Asia report: Chinese property sector leads regional losses
Most Asia-Pacific markets declined on Thursday, with China’s property sector leading the fall after a housing ministry briefing failed to reassure investors.
A steep drop in Chinese real estate stocks weighed heavily on market sentiment across the region.
Patrick Munnelly at TickMill Group noted that China's CSI 300 real estate index erased two days of gains.
“China's housing minister pledged to improve builders' access to funding to complete thousands of projects, and the central bank's deputy governor stated that cuts to down payments had already boosted confidence and sales,” he said.
“However, there was no new initiative to excite markets about a meaningful revival in a sector where a crackdown on developers' borrowing has triggered a wave of defaults, while declining prices have shaken households' faith in the asset class.”
Munnelly noted that property developer Sunac China, taking the recent rally as a cue to raise capital, contributed to dampening the mood.
“Hong Kong-listed mainland developers fell by 3%.
“Some investors took the opportunity to cash in on the good news, leading to a pullback.”
Chinese property sector leads losses across Asia
Japan’s Nikkei 225 fell 0.69% to 38,911.19, with losses driven by a 4.91% drop in Fujikura, a 3.8% decline in Bandai Namco, and a 3.21% dip in Tokyo Electron.
The broader Topix index also edged down 0.11% to 2,687.83.
China's markets fared worse, as the Shanghai Composite shed 1.05% to 3,169.38 and the Shenzhen Component fell 0.74% to 9,891.76.
Jiangsu Luokai Mechanical & Electrical plunged 10.01%, Gemdale Corporation dropped 9.98%, and Shanghai Wanye Enterprises fell 9.97%.
In Hong Kong, the Hang Seng Index declined by 1.02% to 20,079.10, with property developers leading the losses.
Longfor Properties dropped 13.75%, China Overseas fell 6.6%, and China Resources Land lost 5.79%.
South Korea's Kospi was nearly flat, down just 0.04% to 2,609.30, though key companies like Hyundai Motor, Celltrion, and Hyundai Glovis saw notable declines of 4.66%, 3.52%, and 3.39%, respectively.
Australia and New Zealand were the outliers, with both markets posting gains.

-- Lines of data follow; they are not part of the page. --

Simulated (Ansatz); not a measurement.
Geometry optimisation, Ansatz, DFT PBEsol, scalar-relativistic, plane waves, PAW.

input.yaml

Australia’s S&P/ASX 200 rose 0.86% to 8,355.90, boosted by a 17.71% surge in AMP, while Paladin Energy and Westgold Resources also advanced by more than 10%.
New Zealand’s S&P/NZX 50 gained 1.01% to close at 12,768.54, supported by strength in Freightways, Fletcher Building, and Tourism Holdings.
In currency markets, the dollar was flat against the yen at JPY 149.64, while it rose 0.27% on the Aussie to trade at AUD 1.4959, and edged down 0.1% against the Kiwi, changing hands at NZD 1.6494.
Oil prices were slightly higher, with Brent crude futures last up 0.26% on ICE at $74.41 per barrel, and the NYMEX quote for West Texas Intermediate rising 0.23% to $70.55.
Japan trade data disappoints, China to expand property development whitelist
In economic news, Japan’s export sector faced an unexpected downturn in September, with exports falling by 1.7% compared to the same period last year.
That marked the first contraction in 2024 and surprised economists, who had forecast a modest 0.5% growth.
The decline was steep, especially when contrasted with the 5.5% growth seen in August.
Imports also underperformed, growing by 2.1%, below the 3.2% anticipated by economists and down slightly from August’s 2.3% growth.
In China, the government announced plans to expand its “whitelist” of unfinished real estate projects and increase lending to developers by CNY 4trn (£432.09bn) by the end of the year.
So far, CNY 2.23trn in loans had been approved since the whitelist’s launch in January, which allows city governments to fast-track funding for residential developments.
Australia’s labour market meanwhile showed slight improvement in September, with the unemployment rate edging down to 4.1%, a surprise for economists who expected it to remain at 4.2%.
The country’s labour participation rate also ticked up by 0.1 percentage point to 67.2%, indicating a gradual strengthening of the job market.
In Singapore, non-oil domestic exports rose by 2.7% in September compared to a year earlier, though the increase fell short of the 9.3% forecast by economists and the prior month’s growth of 10.7%.